Save TU From Unsolicited Politics



Save TU From Unsolicited Politics

Mukti Rijal

Tribhuvan University seems to be caught up into a kind of tangle. A spectrum of strikes, halts and forced closures keep it prorogued for a considerable period of the academic years throwing its academic calendars into an abeyance. Accordingly, TU’s major administrative and academic functions have been put on hold during these months on account of the fact that the offices of the Vice Chancellor (VC), Registrar and Rector have been padlocked. VC, Rector and Registrar have been barred from carrying out their respective roles and responsibilities.


In fact, a huge crowd of the university teachers serving on part-time or contractual basis barged into the offices of VC, Rector and Registrar and padlocked and enforced their shutdown to stop their operation. The teachers had resorted to the university closure to press for the fulfillment of their demand in ensuring a fixed and confirmed tenured recruitment in different faculties of the university.
The teachers carrying out protests and strikes have their allegiance to different political parties but when it comes to staging strikes and holding protest rallies to meet their interests, they come together and challenge the overall academic ambience in the country.

Partisan intrigues
As stated above, the occurrences of strikes, protests, closures, shutdowns and vandalisms occur in this nation’s premier and recognised seat of learning for which the nation spends lavish pie of budget for its management. As a consequence, the university has witnessed a serious deterioration in its internal management and academic results because of the political meddling in all its affairs. In fact, why political meddling and overt and covert partisan intrigues and prejudices overwhelm the nation's premier academic institutions can be answered by taking cues from the fact that the senior academic positions in TU, including the vice chancellor, rector, registrar, deans, have been shared and divided among the major political parties to ensure that they should have their men installed in the key decision making portals. In case the agreed terms of the spoil sharing are not respected or allegedly breached like in the case mentioned above, acts of provocations and disturbances as strikes and protests are usually called at the expense of academic activities.

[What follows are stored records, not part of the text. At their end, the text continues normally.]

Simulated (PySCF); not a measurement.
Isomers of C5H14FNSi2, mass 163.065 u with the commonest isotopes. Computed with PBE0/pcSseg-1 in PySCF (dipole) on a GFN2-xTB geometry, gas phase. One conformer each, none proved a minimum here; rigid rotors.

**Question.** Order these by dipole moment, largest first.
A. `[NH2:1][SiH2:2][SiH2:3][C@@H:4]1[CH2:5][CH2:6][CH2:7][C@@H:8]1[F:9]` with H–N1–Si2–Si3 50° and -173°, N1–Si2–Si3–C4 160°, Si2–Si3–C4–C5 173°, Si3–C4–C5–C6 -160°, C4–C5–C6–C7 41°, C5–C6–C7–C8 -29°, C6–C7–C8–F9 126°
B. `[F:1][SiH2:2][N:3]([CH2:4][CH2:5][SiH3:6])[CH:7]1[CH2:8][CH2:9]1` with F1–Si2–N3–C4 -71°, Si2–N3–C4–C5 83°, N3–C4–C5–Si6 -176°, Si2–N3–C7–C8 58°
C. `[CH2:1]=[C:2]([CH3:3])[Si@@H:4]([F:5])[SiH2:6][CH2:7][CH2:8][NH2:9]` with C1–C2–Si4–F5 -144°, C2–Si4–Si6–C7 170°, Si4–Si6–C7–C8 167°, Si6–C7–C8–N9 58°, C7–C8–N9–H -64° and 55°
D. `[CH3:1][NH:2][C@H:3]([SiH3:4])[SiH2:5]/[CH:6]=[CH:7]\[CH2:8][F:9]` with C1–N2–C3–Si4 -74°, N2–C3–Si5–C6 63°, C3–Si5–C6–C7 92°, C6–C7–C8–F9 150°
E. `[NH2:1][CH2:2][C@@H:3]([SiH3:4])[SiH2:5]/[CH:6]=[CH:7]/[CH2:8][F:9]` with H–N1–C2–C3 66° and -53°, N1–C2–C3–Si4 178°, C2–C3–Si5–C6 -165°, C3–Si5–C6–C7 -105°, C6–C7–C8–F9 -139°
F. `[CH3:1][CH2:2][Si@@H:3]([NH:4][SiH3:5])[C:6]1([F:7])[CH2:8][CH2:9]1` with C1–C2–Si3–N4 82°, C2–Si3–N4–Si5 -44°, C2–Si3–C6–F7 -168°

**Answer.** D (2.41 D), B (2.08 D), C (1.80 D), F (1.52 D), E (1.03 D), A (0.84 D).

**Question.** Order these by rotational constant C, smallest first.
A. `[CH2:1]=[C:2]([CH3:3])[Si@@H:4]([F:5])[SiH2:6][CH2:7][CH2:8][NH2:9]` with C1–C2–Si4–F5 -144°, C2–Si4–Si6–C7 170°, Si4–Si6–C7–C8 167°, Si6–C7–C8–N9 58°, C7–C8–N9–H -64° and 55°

Sometime ago, the student unions operating as the frontal wing of the political force had padlocked the office of the dean throwing the entire activities of the academic calendar out of gear. It is a sheer paradox that there were no serious initiatives and attempts made to reach out to the striking students to call off the protests and open the shut out office of the dean. It looks like that the strikes and protests are presumably celebrated and enjoyed as the excuses for the non-performance and apathy by both the academic and administrative personnel. Even for the students who are inclined to indulge into acts of provocation and strikes such an apathy offer excuses to intensify their actions in mongering mischief and brewing troubles.

Oftentimes, the administrative staffs call the strikes halting both the academic and management functions of the university. Moreover, the elections for union of the TU non-academic core staff whose numerical strength is said to outnumber the teaching faculties too gets politically charged and the panels split along the political lines contest in a very competitive term. It indicates the intensity with which politicking is seeped into the rank and file of the university.

However, it is an irony to note that none of the strike and protest called by the students and academic faculties has been related with the demands and concerns towards reforming and improving the academic situations and environment. Needless to say, the physical and intellectual infrastructures and utilities in the central campus of the university itself are in a shambles.

Toilets, staircases, furniture and fixtures are in a state of disrepair and dilapidation. The stinking decrepit toilets and wash rooms show that the physical assets and facilities are woefully neglected without assigning a minimum of repair and maintenance. However, as noted above, students and teachers who often tend to go on strikes seldom bother to raise the issues of repair, maintenance and renovation of the university assets and facilities so that an improvement in academic environment could be attained. Moreover, the TU curriculum appertained to some of the subjects and disciplines is obsolete needing a revision and updating. Similarly, the quality of teaching staff is said to be poorer and inferior since senior teachers are hardly involved in the real classroom delivery. The teachers hired on contract basis are reported to be involved in dealing with the students in the classroom.

Many of the bright and reputed teachers who had opted for career in the university have either quit or gone on leave for greener pastures. The student unions and teachers have never framed these issues as the cause of calling for strikes and protests as their actions are seemingly dictated by political motivation. Taking cue from the sorry state of affairs in the university even the prime ministers and ministers as chancellor and pro vice-chancellors are reported to have made a derisive observation characterising TU as a factory where unemployable and non-productive human resource is harvested.

Critical reflection
However, when it comes to arresting and improving the deterioration of the TU and refraining from peddling political influence in its decision-making process, the responsible executive authorities of the government appear not very different from their predecessors. It is time a critical reflection was needed to bail the university out of the recoil of chaos and anomalies. The VC in his statement made available to the press paints a clear picture of the sad state of affairs in the university and makes an impassioned plea to restore the bruised image of the university. It is high time all stakeholders rose above the partisan interests and saved the nation's premier institution from going to ruins.